(CHICAGO) A relative of the teenage girl accused of shooting Endia Martin invoked the Fifth Amendment when she took the stand at the Leighton Criminal Courthouse Thursday night, the Chicago Sun-Times is reporting.
Vandetta Redwood said she worked on April 28, 2014, and came to her South Side home, where her cousin Donnell Flora would occasionally stop by to do laundry.
But when Flora’s attorney Joel Brodsky asked her where she went afterward that day, Redwood said, “I plead the Fifth Amendment.”
Redwood, who sat next to her lawyer, repeatedly invoked the Fifth Amendment when Brodsky and Assistant Cook County State’s Attorney Athena Farmakis pressed her for more details of her connection to the incident.
Flora, 27, is on trial for 14-year-old Endia’s murder and the attempted murder of another teen who was injured when Flora’s niece opened fire in the 900 block of West Garfield.
Flora’s niece, now 16, is currently awaiting trial in Juvenile Court.
Flora’s attorneys said he refused to give his niece a gun when she asked him for one to protect herself from the rivals she had been feuding with on social media.
He did, however, give the gun to Redwood, who accompanied the girl to the deadly fight, defense attorneys maintain.
Flora was at the scene, too, according to court testimony.
But his lawyers said Redwood was the adult relative who encouraged the girl by screaming “shoot the b—-.”

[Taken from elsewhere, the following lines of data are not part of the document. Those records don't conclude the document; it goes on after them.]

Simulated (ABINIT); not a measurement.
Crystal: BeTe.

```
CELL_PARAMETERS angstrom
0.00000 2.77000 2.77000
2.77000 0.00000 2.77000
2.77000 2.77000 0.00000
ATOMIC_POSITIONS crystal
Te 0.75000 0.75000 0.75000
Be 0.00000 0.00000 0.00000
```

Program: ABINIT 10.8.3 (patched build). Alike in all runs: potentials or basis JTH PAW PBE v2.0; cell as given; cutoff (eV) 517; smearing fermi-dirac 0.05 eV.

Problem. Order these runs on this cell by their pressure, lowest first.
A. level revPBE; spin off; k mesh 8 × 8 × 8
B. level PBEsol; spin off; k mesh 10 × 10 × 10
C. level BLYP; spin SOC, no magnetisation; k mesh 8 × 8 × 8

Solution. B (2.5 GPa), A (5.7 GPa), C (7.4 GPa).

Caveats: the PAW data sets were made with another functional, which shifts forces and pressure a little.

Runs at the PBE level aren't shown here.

Mob action and obstruction of justice charges were filed against Redwood but eventually dismissed.
Before prosecutors rested their case Thursday, they presented an interrogation video in which a crying Flora changed his stories several times but admitted he gave the girl the gun but said “it wasn’t supposed to be loaded.”
Flora’s trial is expected to continue before Judge Thaddeus Wilson on Friday.